Think about your family history and the black sheep and how you would answer for their transgressions. Multiply that difficulty by infinity and you would face what druglord Pablo Escobar's son has had to answer for. Filmmaker Nicolas Entel has distilled and visualized that moral burden to powerful, personal dimension in "Sins of my Father."
This absorbing, multidimensional film should be a strong contender for the Audience Award in the World Documentary Competition at Sundance.
For those too young to remember the reign of terror that Escobar and his Medellin drug ring wreaked on Colombia, not to mention the countless whose lives were destroyed by cocaine, this smart and solid film blends history with a deeply moving, ongoing personal story.
It's told through the eyes of Escobar's son, an architect in Buenos Aires who changed his name to Marroquin to escape the dangers and degradations of using his birth name. Marroquin, now middle-aged, is an introspective and highly intelligent man who has struggled to reconcile the different images of his criminal father: He remembers him as a doting dad but is deeply guilt-ridden by the reality that his father was a rampaging, murderous criminal. Escobar was so ruthless and crazed that at one time he held Colombia captive with merciless assassinations of public officials.
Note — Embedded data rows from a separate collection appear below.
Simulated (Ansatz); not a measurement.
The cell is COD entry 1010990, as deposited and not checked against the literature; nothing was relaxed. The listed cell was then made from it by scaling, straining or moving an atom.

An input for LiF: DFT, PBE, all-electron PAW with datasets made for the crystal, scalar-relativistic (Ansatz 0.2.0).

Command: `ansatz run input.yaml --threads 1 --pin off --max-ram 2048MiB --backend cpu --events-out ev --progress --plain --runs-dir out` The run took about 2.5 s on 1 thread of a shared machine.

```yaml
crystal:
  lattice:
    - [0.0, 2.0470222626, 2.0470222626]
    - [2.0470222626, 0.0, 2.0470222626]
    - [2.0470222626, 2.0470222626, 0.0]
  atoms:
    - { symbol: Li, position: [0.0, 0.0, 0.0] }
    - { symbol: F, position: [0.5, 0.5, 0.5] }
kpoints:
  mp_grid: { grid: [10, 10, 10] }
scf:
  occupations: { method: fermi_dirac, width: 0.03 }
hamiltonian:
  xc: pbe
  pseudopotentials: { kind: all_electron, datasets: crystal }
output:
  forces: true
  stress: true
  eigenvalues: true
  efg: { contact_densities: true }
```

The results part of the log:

Entel has composed a masterwork, blending original news footage, home movies and Marroquin's candid revelations. Most remarkably, we see that while Marroquin realizes he always will live with his father's sins, he reaches out to the men whose own fathers were killed by Escobar. It's one of the film's most poignant moments when Marroquin and the sons of a Colombian presidential candidate whom Escobar had assassinated embrace one another, realizing they all are victims of the malicious drug trade.
Crisply paced and powerful, " Father" is a sobering and richly humane document.